In a break from form, I’m going to introduce this novel (one that I can’t believe I’d never heard of let alone read) with the description on the inside cover:
In December 1930, just before Christmas, the Gibbsville, PA, social circuit is electrified with parties and dances. At the center of the social elite stand Julian and Caroline English. But in one rash moment born inside a highball glass, Julian breaks with polite society and begins a rapid descent toward self-destruction. Brimming with wealth and privilege, jealousy and infidelity, O’Hara’s iconic first novel is an unflinching look at the dark side of the American dream–and a lasting testament to the keen social intelligence of a major American writer.
Appointment in Samarra is a more frank, less stylized novel touching on the same themes as Fitzgerald’s The Great Gatsby – not that The Great Gatsby isn’t fantastic – it is – this novel just presents its characters with more raw humanity than a novel as tight and stylized as TGG could possibly allow. The title, too, is quite clever – as a member of my book club pointed out, it’s not only a metaphor for Julian’s own fast demise, but, as the novel is set in 1930, a year after the crash of ’29 that set off the Great Depression, it’s also a metaphor for the rapid disintegration of a particular way of life. (Luckily O’Hara changed it from it’s original – The Infernal Grove.)

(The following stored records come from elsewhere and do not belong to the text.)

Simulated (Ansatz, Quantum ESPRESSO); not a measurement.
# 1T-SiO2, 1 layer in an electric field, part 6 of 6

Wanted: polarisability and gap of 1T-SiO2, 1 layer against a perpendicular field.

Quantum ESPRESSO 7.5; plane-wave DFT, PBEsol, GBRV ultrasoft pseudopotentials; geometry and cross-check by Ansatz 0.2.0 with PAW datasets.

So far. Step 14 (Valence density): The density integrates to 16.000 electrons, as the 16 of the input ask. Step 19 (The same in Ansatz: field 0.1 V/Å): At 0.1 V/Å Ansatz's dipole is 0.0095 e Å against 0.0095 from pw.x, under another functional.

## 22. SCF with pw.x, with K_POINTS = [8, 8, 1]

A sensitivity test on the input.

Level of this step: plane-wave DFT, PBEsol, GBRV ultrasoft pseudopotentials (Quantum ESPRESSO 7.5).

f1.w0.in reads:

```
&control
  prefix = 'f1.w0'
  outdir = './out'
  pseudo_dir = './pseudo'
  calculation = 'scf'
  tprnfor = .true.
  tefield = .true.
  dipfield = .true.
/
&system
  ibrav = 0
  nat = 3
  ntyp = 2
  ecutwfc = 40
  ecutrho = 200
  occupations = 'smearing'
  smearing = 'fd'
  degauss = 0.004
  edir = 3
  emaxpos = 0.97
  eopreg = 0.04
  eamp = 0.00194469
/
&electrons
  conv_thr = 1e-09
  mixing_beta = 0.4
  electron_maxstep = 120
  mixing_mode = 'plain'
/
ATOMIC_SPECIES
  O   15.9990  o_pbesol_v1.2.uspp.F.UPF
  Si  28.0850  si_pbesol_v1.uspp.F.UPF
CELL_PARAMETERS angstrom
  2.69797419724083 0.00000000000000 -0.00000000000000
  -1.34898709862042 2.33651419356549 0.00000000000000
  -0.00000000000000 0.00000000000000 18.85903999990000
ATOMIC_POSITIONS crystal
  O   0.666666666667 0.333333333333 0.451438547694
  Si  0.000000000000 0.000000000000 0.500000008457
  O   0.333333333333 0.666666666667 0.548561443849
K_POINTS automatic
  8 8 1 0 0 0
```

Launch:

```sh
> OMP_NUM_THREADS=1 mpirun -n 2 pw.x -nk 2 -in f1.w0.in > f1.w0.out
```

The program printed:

You should definitely read this if:
- You enjoyed The Great Gatsby and are looking for something set in a similar time period following a similar crowd.
- You love realistic dialogue. (O’Hara was apparently accused of writing his dialogue TOO realistically.)
- You want to know what the inside of an alcoholic’s mind looks like. (I’m told it’s quite realistic, so, beware.)
- You wondered what the Jane Austen style of marrying off upper class men and women might look like in 1930s small town America.
- You’re looking for a short, fast read.
- You have always wondered what might happen if you acted on some of your lesser impulses. (Answer: Nothing good.)
You might want to steer clear of this novel if:
- Straight forward writing about sex and sexuality offends you.
- You require happy endings. (If you know the story of the appointment in Samarra as retold by W. Somerset Maugham, which serves as an epigraph to this novel, I’m not giving anything away here.)
- The crazed haze of alcoholism hits too close to home for you at this particular moment.
- You are easily depressed.
- You can’t stand novels in which you’re often silently pleading with the main character to make better choices.
Make better choices, all. Read this novel.
*I received this book from the publisher in exchange for my honest review. (I’m so glad I did – I wouldn’t have known to read this otherwise.)